Food Agility and Curtin University research is uncovering consumer attitudes towards digital monitoring of animal welfare in pork production and what influences their purchasing decisions.
The research by PhD student Heerah Jose has involved in-depth interviews, which revealed animal welfare is important to consumers, but how highly it’s valued depends on where they’re consuming it.
“Consumers have told me that when they are cooking pork at home, for themselves, friends and family, animal welfare is important and they want information about how that product was produced,” she said.
“But the minute they are outside of home, whether that’s a local restaurant or fine dining, they just want to enjoy the time with their friends and family and are not bothered about animal welfare they don't want to know about it.”
The interviews identified attributes such as animal health, access to food and water, quality of life and humane processing as being important to consumers.
Ms Jose said the research is part of a wider project examining health and welfare outcomes in commercial piggeries through the application of digital technologies.
“We want to understand if digital monitoring of the health and welfare of pigs is of value to consumers and secondly if they’d be prepared to pay for it,” she said.
“The consumers interviewed were skeptical about current animal welfare labels, saying that digital monitoring could provide greater traceability and evidence of high welfare products.”
Research supervisor, Associate Professor of Supply Chain Management and Logistics at the Curtin Faculty of Business and Law, Dr Elizabeth Jackson said the research has been designed to dig deeper into consumer values and motivations for buying higher welfare products.
“We’ve found that while consumers care about animal welfare when buying pork from the supermarket or butcher for at-home consumption, their decision about high welfare products is not made at the point of purchase — their attitudes towards welfare are created long before they step into the supermarket,” Dr Jackson said.
“When we are actually undertaking the behaviour of buying food, we're too busy to be making decisions.”
She said this highlights the need for consumer education, in-home advertising and marketing outside of the supermarket.
The next phase of the study will involve a larger survey of consumers with analysis to inform industry practices and marketing.

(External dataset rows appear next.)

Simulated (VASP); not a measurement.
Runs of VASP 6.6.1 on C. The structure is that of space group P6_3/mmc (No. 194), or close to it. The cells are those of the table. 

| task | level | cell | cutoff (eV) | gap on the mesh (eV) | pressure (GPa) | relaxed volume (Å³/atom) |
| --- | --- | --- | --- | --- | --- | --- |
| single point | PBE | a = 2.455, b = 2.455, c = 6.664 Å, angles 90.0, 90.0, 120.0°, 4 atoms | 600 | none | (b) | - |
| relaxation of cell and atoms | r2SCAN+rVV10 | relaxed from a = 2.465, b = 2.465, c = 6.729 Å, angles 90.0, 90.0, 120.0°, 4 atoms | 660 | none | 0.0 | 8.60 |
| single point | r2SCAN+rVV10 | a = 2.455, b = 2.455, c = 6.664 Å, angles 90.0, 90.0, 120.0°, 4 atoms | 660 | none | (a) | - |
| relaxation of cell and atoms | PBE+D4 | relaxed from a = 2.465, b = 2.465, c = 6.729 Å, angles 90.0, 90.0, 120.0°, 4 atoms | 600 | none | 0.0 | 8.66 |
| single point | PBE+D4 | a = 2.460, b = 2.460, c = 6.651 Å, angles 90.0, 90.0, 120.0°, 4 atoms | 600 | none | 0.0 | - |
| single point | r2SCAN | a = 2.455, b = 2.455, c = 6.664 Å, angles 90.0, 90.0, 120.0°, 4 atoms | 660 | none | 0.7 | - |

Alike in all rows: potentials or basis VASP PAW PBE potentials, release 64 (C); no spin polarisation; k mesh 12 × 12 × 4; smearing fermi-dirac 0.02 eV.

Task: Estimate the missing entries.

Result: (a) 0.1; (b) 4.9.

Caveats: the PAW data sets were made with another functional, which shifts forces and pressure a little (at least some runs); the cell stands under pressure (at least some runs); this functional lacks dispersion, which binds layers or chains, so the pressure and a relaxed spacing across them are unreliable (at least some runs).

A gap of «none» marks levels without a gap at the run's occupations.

The research is part of the Pig welfare and Pork Provenance project, which is using Xsights IoT tags on individual pigs to monitor and respond to animal health issues in commercial piggeries.
The project is a partnership between Food Agility, Curtin University, Craig Mostyn Group, Pork Innovation WA, the Western Australian Department of Primary Industries and Regional Development, Xsights Digital and Beanstalk AgTech.
ENDS
Media enquiries: Food Agility communications manager Chris Komorek on 0405255905 or [email protected]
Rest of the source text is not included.